There are many application and software types that can be used to perform data analytics as part of your instructional development project. In this article, I will describe a process for selecting software or applications for data analytics during front-end analysis (also called needs assessment).

The first steps: before tool selection

The first step is to decide what you want to know. Rather than just begin to copy data from your LMS or through xAPI, at the very beginning, the instructional development team must know what it is looking for. Usually this means you have a question about performance or accomplishment that you want to answer. Or you may want to know whether a learning experience had an impact, made a difference, or the information was used some time later, and from that study you learned something else and you then need to go back and learn some more. Or maybe you used a new approach to the design or delivery of a learning experience and you want to know if it worked. Data analytics can help answer all of these questions, but there's a catch.

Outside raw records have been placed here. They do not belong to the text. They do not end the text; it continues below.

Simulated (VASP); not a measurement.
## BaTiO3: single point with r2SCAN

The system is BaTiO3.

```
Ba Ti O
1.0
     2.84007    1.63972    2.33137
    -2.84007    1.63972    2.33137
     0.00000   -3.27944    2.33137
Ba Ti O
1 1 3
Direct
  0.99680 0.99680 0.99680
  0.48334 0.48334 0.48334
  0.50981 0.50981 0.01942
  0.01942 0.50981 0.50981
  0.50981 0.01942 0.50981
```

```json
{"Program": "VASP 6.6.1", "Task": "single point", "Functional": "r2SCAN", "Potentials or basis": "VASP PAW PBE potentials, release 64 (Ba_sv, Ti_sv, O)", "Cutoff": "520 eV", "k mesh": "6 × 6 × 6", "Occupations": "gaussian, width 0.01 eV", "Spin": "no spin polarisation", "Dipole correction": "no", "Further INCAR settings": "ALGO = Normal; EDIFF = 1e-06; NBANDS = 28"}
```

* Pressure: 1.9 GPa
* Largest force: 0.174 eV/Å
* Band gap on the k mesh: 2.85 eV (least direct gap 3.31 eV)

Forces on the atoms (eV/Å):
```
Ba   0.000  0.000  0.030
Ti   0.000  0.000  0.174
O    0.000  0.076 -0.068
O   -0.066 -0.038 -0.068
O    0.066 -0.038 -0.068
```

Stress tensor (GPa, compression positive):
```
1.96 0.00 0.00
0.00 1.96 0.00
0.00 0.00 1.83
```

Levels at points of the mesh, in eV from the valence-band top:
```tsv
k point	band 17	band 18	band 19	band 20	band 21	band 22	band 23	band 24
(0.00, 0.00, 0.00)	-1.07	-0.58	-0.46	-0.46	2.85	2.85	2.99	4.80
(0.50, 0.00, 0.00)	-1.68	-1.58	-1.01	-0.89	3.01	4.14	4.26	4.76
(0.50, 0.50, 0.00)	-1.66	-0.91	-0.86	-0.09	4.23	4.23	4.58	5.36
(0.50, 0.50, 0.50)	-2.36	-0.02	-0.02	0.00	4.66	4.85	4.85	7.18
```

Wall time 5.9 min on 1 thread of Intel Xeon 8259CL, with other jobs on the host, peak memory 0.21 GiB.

You should only be looking to get data to answer one specific question at a time. Data analytics can only deal with one question at a time. If you have two questions, you will need to do two separate analyses. Start with what you want to know. You may need to select team members on an interdisciplinary basis. Some potential members may be expert at using some tools, and others may have different skill sets. If you are a team manager, this matching of skill sets and tools (or managing the mix) will be essential to success.

Tool selection comes next, but I am going to jump ahead for a moment.

The next steps after tool selection

Use the application(s) you select to build a baseline. This gives you a starting place against which you can assess your progress. As you build the baseline, you may be able to craft your learning objective, or modify it. This may be the most difficult step in terms of the need to create or reiterate tests of what you have designed as an implementation. Remember to avoid letting the perfect become the enemy of the good, or, as they say, know when the results you are getting are good enough. You can always come back and revise things later.

Some development managers find it helpful to journal the quantitative and qualitative changes achieved at each step.

Software reviews and tool selection

This is the step between identifying the question you want to answer and choosing the data to analyze in order to answer it. It is also the step where you must learn some things about the largest number of potential tools. In Learning Solutions and in The Learning Guild newsletters and research reports, as well as in your professional reading, you will find many ads and mentions of various tools.

Each of these tools will have a purpose, benefits, cost, features, considerations for purchase, and operating system. The ads themselves will contain a mixture of descriptive jargon that describes the various ways in which the given tools are intended to fit into the process of data analysis. It is in sorting through this jargon—the tool selection vocabulary of the practitioners—that you will begin to understand data analysis itself.

Fortunately, there are good guides to develop your understanding. These are the various software reviews that you can find compiled online, and at the end of this article I have linked the three review sites that I believe are most reliable. You will find some overlap in their listings and some unique reviews that address commonly used software, but in different ways.

Basics (not necessarily reviewed individually)

There are two basic categories of software that development teams must be able to deal with. Not every person on a development team is required to be able to handle every one of them, but collectively, here is the skillset that a team must cover in whole or in part, depending on the project.

Microsoft Excel

If there is a foundational tool that many if not most team members must be able to work with, it is Microsoft Excel. This shows up on every list of data analytics software.

Programming languages and multi-language applications

Everyone on an eLearning development team need not be a programmer, and in fact on some projects there will be team members who do not need to use these languages at all. But some team members will need to be able to program. In some cases "no programming" software will help the non-programmers carry out their functions.

Software review sites

Capterra: A Buyer’s Guide in the right-hand column of each category addresses such points as purpose of the category entries, benefits, cost range, features, considerations for purchase (business requirements, scalability, integration with other business tools, mobile accessibility), trends in category, and breakdown by operating system.

G2: Note that G2 listings for data analytics contain many products that are industry-specific or sales/marketing oriented—you may have to look down the lists to find products that are more applicable to instructional development; start with the “Popular Data Analytics Software”.